This week’s release of President Donald Trump’s budget, with its draconian cuts to the social safety net and unrealistic projections of future growth, has again shined a light on our fiscal challenges. The U.S. clearly needs additional tax revenue to fund vital programs and investments that underlie future economic growth. As no single tax instrument, by itself, is likely to suffice, a number of incremental measures will be required. In this spirit, three Democratic presidential candidates have proposed a financial transaction tax (FTT) to help fund their proposed investments in health care, education, and infrastructure. If properly designed, an FTT would raise substantial revenue, in a progressive fashion, without impeding price discovery or the efficient allocation of capital.
An FTT is a small tax that would apply to trading in stocks, bonds, and derivatives. For example, an FTT of 10 basis points (0.10%) would result in a $10 tax for every $10,000 in stock sold.

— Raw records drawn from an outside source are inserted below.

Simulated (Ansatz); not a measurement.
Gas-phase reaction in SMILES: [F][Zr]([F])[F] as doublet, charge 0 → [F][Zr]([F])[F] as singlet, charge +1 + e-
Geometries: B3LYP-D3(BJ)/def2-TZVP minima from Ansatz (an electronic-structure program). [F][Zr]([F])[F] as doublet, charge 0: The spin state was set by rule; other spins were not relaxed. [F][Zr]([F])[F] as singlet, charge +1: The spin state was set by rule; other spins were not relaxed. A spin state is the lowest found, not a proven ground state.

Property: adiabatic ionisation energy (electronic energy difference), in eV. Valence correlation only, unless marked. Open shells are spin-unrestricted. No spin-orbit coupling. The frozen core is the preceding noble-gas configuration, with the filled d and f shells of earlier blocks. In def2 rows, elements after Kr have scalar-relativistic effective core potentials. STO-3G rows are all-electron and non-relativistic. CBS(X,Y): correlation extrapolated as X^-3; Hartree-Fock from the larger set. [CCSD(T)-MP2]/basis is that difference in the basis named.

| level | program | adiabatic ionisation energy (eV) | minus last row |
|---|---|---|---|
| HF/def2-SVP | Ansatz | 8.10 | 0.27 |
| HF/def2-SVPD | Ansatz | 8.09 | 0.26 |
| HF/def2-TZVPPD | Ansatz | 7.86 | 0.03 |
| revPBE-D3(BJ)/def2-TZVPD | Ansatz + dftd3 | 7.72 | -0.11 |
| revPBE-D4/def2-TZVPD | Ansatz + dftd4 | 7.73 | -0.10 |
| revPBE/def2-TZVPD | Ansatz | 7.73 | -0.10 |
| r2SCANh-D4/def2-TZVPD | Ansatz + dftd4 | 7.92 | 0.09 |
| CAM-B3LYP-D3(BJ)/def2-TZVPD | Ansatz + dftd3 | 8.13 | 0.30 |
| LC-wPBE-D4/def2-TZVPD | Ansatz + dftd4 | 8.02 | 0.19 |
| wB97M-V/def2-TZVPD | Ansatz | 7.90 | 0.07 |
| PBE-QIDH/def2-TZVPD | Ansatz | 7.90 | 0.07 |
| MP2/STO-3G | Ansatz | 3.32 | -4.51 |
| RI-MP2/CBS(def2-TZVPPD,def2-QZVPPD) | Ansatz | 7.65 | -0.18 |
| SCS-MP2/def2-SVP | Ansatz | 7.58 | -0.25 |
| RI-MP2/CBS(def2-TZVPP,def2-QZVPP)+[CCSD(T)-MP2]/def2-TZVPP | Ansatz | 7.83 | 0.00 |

This idea is not new. The United Kingdom has had an FTT in the form of a stamp duty since 1694, and several other countries have a version of an FTT now. There are notable successes. Hong Kong raises significant revenue, equivalent to more than 1% of gross domestic product, through its FTT while serving as a critical global financial center. Badly designed FTTs have also produced infamous failures, such as in the case of Sweden, which repealed its excessive FTT in 1991.
The United States can learn from these examples. As set forth in a proposal I recently co-authored with Laura Kawano of the University of Michigan’s Ross School of Business, we recommend a tax of 10 basis points on the trading of equities and most bonds and derivatives. There would be some exclusions, notably for Treasuries and money market instruments. The FTT would include provisions to limit tax avoidance through offshore trading and should be implemented in coordination with other countries. Administrative costs also should be relatively low. In the case of equities, systems already exist to collect a small fee that funds the Securities and Exchange Commission.
Because the United States does not have recent experience with a nontrivial FTT, we recommend the tax be phased-in over four years, starting at 2 basis points and increasing annually. This lag would allow policymakers to calibrate the FTT based on actual data on market effects and avoidance techniques that will inevitably arise.
Why 10 basis points? The FTT is a transaction cost, and relative to current costs, most markets appear capable of absorbing the increase over time. In fact, in many markets a 10 basis point FTT would be less than recent declines in transaction costs. As such, it may simply return costs to levels that prevailed less than a decade ago. While some have argued for an FTT as high as half a percent, such levels appear too high relative to current costs and are unlikely to increase revenue, as an analysis by the Tax Policy Center suggests.
Even at 10 basis points, an FTT would raise significant revenue due to the high volume of financial market transactions. Estimates by the Urban-Brookings Tax Policy Center suggest that the FTT we propose would raise just over $500 billion in its first 10 years and, once fully phased in, $60 billion annually.
Moreover, despite claims by industry lobbyists that an FTT would be a tax on middle-class savings, it would be highly progressive. While not quite a “Robin Hood” tax, taking only from the wealthy or from financial services firms, the FTT falls predominately on those at the top of the income distribution. The effect on lower-income households would be limited: The bottom 20% would face an estimated annual cost of $10, the next 20% a cost of $60, and the middle of the distribution would pay $160 on average. That compares with $12,000 for the top 1% and nearly $48,000 for the top 0.1%. In addition, foreign investors, who are significant holders of U.S. financial securities, also would be subject to the FTT.
The costs incurred by middle-income families could be even lower if an FTT induces them, or the funds through which they invest, to shift to lower turnover, buy-and-hold investments. Most middle-income families make their investments through mutual funds and retirement plans and do not trade directly in individual securities. For a low-turnover index fund, the implied increase in the fund’s annual trading costs due to the FTT, if fully passed on to the investor, is less than 1 basis point. That equates to less than $5 for an average middle-income family with approximately $50,000 in investments.
A fair question is whether, in addition to raising revenue, the tax would actually improve markets by discouraging undesirable activities. Contrary to some claims, there is no strong evidence that an FTT would substantially reduce financial market risks or the probability of future asset price bubbles.